A three-part look at adaptive surfing in Costa Rica. Read Part I here to learn how a Central Pacific coach is empowering disabled athletes around the country to take to the waves. In Parts II and III, we look at success stories in the northwestern province of Guanacaste.
Dean Bushby, 51, from Leeds, United Kingdom, is a computer network engineer who was injured in Thailand when he fell off a motorcycle and lost his left leg from the knee down. The healing process took five years.
Bushby, who played rugby in his youth, was unable to do much physical exercise. He had to learn to walk all over again with a prosthetic device, but maintained a very positive attitude: “I could either go down or go up.”
He chose up.
Though friends, a local travel agency, Costa Rica Vacations, learned about his struggle, made worse by a limited budget of government aid. The company organized a complimentary trip a year ago to Costa Rica’s Envision Festival, where subsequently Dean took a fall and broke his wrist.
Determined to finish his trip, he traveled to Tamarindo, in the northwestern province of Guanacaste, and settled in a complimentary room from the Best Western Tamarindo Vista Villas.
At the hotel, he met Eric Atkinson of Salty Sols Surf School, who shared Bushby’s positive attitude. The instructor suggested Bushby try surfing.

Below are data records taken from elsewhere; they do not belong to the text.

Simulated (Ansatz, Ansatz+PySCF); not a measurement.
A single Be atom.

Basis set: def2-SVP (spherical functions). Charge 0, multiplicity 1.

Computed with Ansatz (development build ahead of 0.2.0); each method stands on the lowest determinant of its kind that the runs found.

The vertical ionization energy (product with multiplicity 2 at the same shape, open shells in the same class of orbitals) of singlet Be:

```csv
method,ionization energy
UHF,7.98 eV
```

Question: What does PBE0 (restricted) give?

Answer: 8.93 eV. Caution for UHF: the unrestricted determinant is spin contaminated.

“Before last year I had not been in the ocean for 15 years. I thought, why not give it a go?’” Bushby remembered.
After the accident, Bushby had not tried any other sports. However, he immediately found the ocean to be exhilarating. On his first rides, he lay down on the surfboard and rode the whitewater in that way.
“He had a lot of fun being in the water,” recalled Atkinson. “And we did try and figure out how he could pop up, but the best he could do was get to his hands and put the back foot down.”
Atkinson and Bushby started brainstorming about how Bushby could actually stand up on a board. The first thing they decided was that when Bushby returned to England, he needed to get a prosthetic that could be used in the water. Indeed, he went back and got fitted for one — a strap-on that is secured with his wetsuit.
Once again, Costa Rica Vacations and Best Western Tamarindo Vista Villas gave him a complimentary trip so he could return to Costa Rica and test out his new equipment.
The duo talked about the possibility of knee boarding. While Bushby was in England, Atkinson sent him videos of that sport, and Bushby got a board made for that purpose. When they tried it in Tamarindo, however, it was a little unstable; they decided to look for more flotation so Bushby could get up on his feet in the waves.
The equipment became a big fat 10’ longboard surfboard.
“It was brand new to both of us,” said Atkinson, explaining the process. “On the first day, Dean put his right food back, but it was tough with the prosthetic in front because that’s the front leg is the one that does a lot of movement for surfers. So, we switched it up, back leg prosthetic.”
That actually worked a whole lot better. That’s when he stood up and rode it.
“It was crazy. I would never have dreamed of this,” exclaimed Dean. “I’m going to keep doing this working towards surfing without Eric in the water with me. I don’t want to put anyone in danger. I need to work out my legs and make them stronger and I’ll be in Pure Gym in Leeds.”
While in Tamarindo, at Eric’s suggestion, Bushby added yoga to his program, another first since losing his leg. That’s another thing he’ll keep up at home.
Dean hopes to one day surf the North Yorkshire coast back home, but in the meantime he and Atkinson are thinking of getting a van and traveling around, Costa Rica surfing and camping.
“This trip was pretty life changing,” Bushby concluded.